JEE Mains · Maths · STD 12 - 5. continuity and differentiation
If \(y=\tan ^{-1}\left(\sec x^{3}-\tan x^{3}\right) \cdot \frac{\pi}{2} < x^{3} < \frac{3 \pi}{2}\), then
- A \(x y^{\prime \prime}+2 y^{\prime}=0\)
- B \(x^{2} y^{\prime \prime}-6 y+\frac{3 \pi}{2}=0\)
- C \(x^{2} y^{\prime \prime}-6 y+3 \pi=0\)
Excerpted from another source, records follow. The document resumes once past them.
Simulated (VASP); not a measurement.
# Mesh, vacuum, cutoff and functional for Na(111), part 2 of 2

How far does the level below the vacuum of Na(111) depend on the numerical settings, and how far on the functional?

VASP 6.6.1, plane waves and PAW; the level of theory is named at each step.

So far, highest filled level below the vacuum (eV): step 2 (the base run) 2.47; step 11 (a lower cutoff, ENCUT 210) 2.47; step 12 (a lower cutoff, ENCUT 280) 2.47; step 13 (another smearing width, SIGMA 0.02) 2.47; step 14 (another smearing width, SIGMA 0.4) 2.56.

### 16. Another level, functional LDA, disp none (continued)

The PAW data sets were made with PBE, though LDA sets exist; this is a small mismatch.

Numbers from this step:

- D \(x y^{\prime \prime}-4 y^{\prime}=0\)
Answer & Solution
Correct Answer
(B) \(x^{2} y^{\prime \prime}-6 y+\frac{3 \pi}{2}=0\)
Step-by-step Solution
Detailed explanation
\(y=\tan ^{-1}\left(\sec x^{3}-\tan x^{3}\right)\) \(=\tan ^{-1}\left(\frac{1-\sin x^{3}}{\cos x^{3}}\right)\) \(=\tan ^{-1}\left(\frac{1-\cos \left(\frac{\pi}{2}-x^{3}\right)}{\sin \left(\frac{\pi}{2}-x^{3}\right)}\right)\)…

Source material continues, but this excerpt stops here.